I would be lying if I said I didn't originally want to see this purely for Colin Farrell. Even having heard all the warnings about the length and boringness of it, I'm very pleased I did take the plunge. There is no denying that this is some of the most beautiful cinematography I've ever seen.
The first hour, where the Europeans are settling in Virginia - and where Colin's Captain Smith is spending time with the natives and falling in love with Pocahontas - is such a relaxing and enchanting joy to watch that you feel like you're almost drifting through a dream. Every frame is gorgeous and everything looks so tactile… it's almost like you can feel the grass underneath your bare feet or the wind on your face or the water lapping at your skin. Just gorgeous. As is Colin. But especially Q'Orianka Kilcher as Pocahontas. She is beautiful beyond words and without even too much talking conveys everything she's feeling with sublime grace.
The first half of the movie evoked such beauty to all the senses that I could have died happy just then. However, an hour and half in and you start feeling the length. Especially when you find yourself detesting the advances Christian Bales's John Rolfe is making on Pocahontas, despite his gentle ways and good nature. As the director intended, your heart, as hers, is still in the depths of the woods with Captain Smith. Especially grueling is the return to England, the cold grey light, the way Pocahontas has been transformed into a lady… it all makes you feel cold and constrained and anxious, wanting for the scenes to pass quicker, yearning to return to the nature and 'reality'.

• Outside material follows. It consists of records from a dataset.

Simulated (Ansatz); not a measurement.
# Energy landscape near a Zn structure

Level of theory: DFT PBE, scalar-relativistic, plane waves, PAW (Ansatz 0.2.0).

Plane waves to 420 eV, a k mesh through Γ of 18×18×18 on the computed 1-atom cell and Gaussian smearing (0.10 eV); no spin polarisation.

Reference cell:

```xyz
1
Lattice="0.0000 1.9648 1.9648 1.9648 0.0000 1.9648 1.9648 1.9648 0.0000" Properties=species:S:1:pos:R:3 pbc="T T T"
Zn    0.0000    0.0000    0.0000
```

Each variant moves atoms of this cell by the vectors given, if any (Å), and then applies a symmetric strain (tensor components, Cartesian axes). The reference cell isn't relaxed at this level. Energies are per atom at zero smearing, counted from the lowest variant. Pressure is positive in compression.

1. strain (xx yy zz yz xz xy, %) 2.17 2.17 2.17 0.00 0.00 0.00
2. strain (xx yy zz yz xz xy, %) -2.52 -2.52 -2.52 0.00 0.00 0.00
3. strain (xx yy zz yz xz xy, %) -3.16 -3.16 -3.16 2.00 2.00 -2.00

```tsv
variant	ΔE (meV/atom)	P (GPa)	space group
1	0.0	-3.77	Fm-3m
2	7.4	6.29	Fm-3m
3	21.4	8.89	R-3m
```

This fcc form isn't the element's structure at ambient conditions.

The bittersweet ending leaves you somehow sad but also optimistic, like it is possible to grow and it is possible to learn to love again. As almost painfully long as the film was I can't think of anything I'd want to cut from it. Not even - or especially - the long lingering nature shots of fields and forests and water... What a beautiful piece of cinema. But definitely not one to take your action-film-loving-boyfriend to. It's like the perfect poem in cinematic form.